On New Year’s Eve 1969, a young Welsh schoolteacher disappeared while hitchhiking through the South Island. Jennifer Beard’s badly decomposed body was found nineteen days later under the Haast River bridge on the West Coast. Her murder was believed to be a sexually motivated attack and sparked one of the biggest manhunts in New Zealand history. Beard’s killer, however, has never been found.
At the time, artist Jan Nigro was working on series of drawings called ‘Encounters’ — intimate studies of the human body that focused on textures like wet hair, pock-marked skin or water droplets on flesh. Using drawing techniques like frottage, Nigro attempted to capture the sensory experiences of encountering the female body, through touching, looking and desire.
The publicity around Beard’s murder prompted Nigro to think more about the danger and vulnerability implicit in her work. Their gentle eroticism began to take on a more sinister tone, reflecting the potential fear experienced by women. In Haast Bridge, for instance, she paired the silhouette of a naked woman with a menacing set of eyes, creating a sense of dark voyeurism and impending danger. Areas of textured pencil shading recall the dirt, scraps of torn fabric, grasses and flowers found at the murder site. Nigro’s drawing does not specifically use details of the grisly crime, but evokes the sinister encounter in flashes and fragments. Haast Bridge troubles the tourist-friendly view of New Zealand, giving a dark psychological edge to the country’s beautiful scenery.

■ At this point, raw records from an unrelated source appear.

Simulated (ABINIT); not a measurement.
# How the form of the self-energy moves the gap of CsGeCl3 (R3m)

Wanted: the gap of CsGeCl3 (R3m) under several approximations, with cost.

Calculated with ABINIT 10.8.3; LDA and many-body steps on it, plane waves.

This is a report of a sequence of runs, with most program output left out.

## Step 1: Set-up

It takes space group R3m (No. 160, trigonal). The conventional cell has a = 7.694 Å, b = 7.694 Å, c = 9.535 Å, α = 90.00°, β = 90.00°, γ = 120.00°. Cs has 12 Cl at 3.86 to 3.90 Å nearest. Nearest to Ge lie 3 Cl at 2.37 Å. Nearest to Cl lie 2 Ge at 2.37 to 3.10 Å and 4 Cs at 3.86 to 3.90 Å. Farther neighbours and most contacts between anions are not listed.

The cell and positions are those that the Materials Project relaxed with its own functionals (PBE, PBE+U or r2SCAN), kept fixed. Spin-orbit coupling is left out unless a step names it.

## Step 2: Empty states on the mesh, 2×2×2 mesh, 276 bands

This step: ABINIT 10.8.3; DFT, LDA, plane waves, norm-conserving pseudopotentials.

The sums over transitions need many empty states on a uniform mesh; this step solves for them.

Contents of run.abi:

This work was exhibited at Barry Lett Galleries in 1970 with about twenty other drawings from Nigro’s ‘Encounters’ series. Newspaper critics praised the work, recognising the surprising power and grit of the modestly scaled drawings. This exhibition also signalled an important shift occurring in Nigro’s artistic practice, as she became more fully engaged with the feminist and body politics of the late 1960s and 1970s. In particular, works like Haast Bridge explore ideas about the male gaze, and how female bodies were negotiated within what she saw as the repressed and parochial Kiwi culture of the time.